Breath of the Spirit is our electronic spiritual and liturgical resource for our members and potential members. Nothing can replace your chapter or other faith community but we hope you will find further support here for integrating your spirituality with your sexuality and all the strands of your life.
Carrying on the risen Jesus’ ministry is an ongoing process. It doesn’t happen at a specific place and time. It’s something we achieve every day of our lives, in different places, in different ways, and in our relationships with different people.

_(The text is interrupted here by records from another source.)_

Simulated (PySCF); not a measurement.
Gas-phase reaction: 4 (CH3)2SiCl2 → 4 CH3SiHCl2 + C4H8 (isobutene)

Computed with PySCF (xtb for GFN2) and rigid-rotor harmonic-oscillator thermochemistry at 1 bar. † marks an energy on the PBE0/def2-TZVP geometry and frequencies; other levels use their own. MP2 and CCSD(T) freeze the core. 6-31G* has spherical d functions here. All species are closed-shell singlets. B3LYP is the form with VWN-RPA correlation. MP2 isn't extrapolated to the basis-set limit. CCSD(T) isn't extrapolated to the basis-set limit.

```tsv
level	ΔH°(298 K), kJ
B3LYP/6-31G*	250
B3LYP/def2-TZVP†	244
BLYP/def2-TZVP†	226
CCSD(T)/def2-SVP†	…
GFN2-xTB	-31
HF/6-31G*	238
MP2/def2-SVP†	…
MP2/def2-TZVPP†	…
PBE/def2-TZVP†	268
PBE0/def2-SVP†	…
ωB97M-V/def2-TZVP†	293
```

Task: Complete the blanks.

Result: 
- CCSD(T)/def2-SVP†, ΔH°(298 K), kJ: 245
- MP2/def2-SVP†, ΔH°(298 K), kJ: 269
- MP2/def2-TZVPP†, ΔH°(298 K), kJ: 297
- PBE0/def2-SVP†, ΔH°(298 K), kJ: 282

APRIL 23RD, 2017: SECOND SUNDAY OF EASTER
I Peter 1:3-9
Today’s second reading tells it like it is. The unknown author of I Peter accurately describes the situation in which followers of Jesus find themselves after his resurrection and before our physical deaths. “. . . Now for a little while you may have to suffer through various trials, so that the genuineness of your faith . . . may prove to be for praise, glory and honor at the revelation of Jesus Christ.” According to the writer, we’re not just treading water here on earth; day by day we’re trying to be more and more genuine people of faith. Carrying on the risen Jesus’ ministry is an ongoing process. It doesn’t happen at a specific place and time. It’s something we achieve every day of our lives, in different places, in different ways, and in our relationships with different people.
Scholars maintain that Luke, in today’s Acts passage, is probably painting a picture of a future, ideal Christian community, and not describing the actual first generation Jerusalem church. (The city of Jerusalem was destroyed by the Romans at least 15 years before he penned Luke/Acts.) Luke uses his well-known “summaries” in Acts to simply provide his third-generation Christian community with a goal toward which they should be aiming. Convinced that a true disciple’s life should revolve around the “breaking of bread and the prayers,” he shows how being faithful to these two essentials of the faith leads to “. . . the Lord (adding) to their number those who were being saved.” Luke’s message is clear: if you do it “right,” people will come.
Perhaps the practice most attracting others to the faith was the ideal community’s habit of “. . . selling their property and possessions and dividing them among all according to each one’s need;” a primitive form of Christian communism. No wonder Pope Francis’ attempts to return Catholicism to a biblical faith recently prompted some of his detractors to label him a “socialist!” Given his scriptural orientation, Francis has no other choice but to remind us that capitalism isn’t a biblically-sanctioned economic system. The problem we face is that the system of sharing which our sacred authors do sanction isn’t very acceptable to many of Jesus’ modern followers.
Neither is the condition John’s Jesus attaches to receiving the Holy Spirit: “Receive the Holy Spirit,” he tells his Easter Sunday disciples. “Whose sins you forgive are forgiven them, and whose sins you retain are retained.” Scripture scholars don’t regard this verse to be a proof-text for the church’s power to control the sacrament of Reconciliation. It’s much more a reflection on the power all of us share because we’re Spirit-filled other Christs. On one hand, when we forgive anyone, he or she is really forgiven on a community level; on the other hand, when we refuse to forgive, they’re not forgiven on that same level. Notice the risen Jesus doesn’t say anything about God’s forgiveness. He seems to take that for granted. He simply wants to make us aware of the power we have over others right here and now. I presume he never wants us to “retain” anyone’s sins – especially since God’s already forgiven all our sins on all levels.
It’s significant that the Thomas part of our gospel pericope revolves around the risen Jesus’ wounds. If we really are committed to being other Christs, I presume we’ll also share the risen Jesus’ wounds. Can’t think of more painful wounds than those caused by our forgiveness of others. Being aware of Jesus’ wounds should make us more conscious and more accepting of our own wounds. If we don’t have any wounds to show, maybe we should be questioning the genuineness of our faith.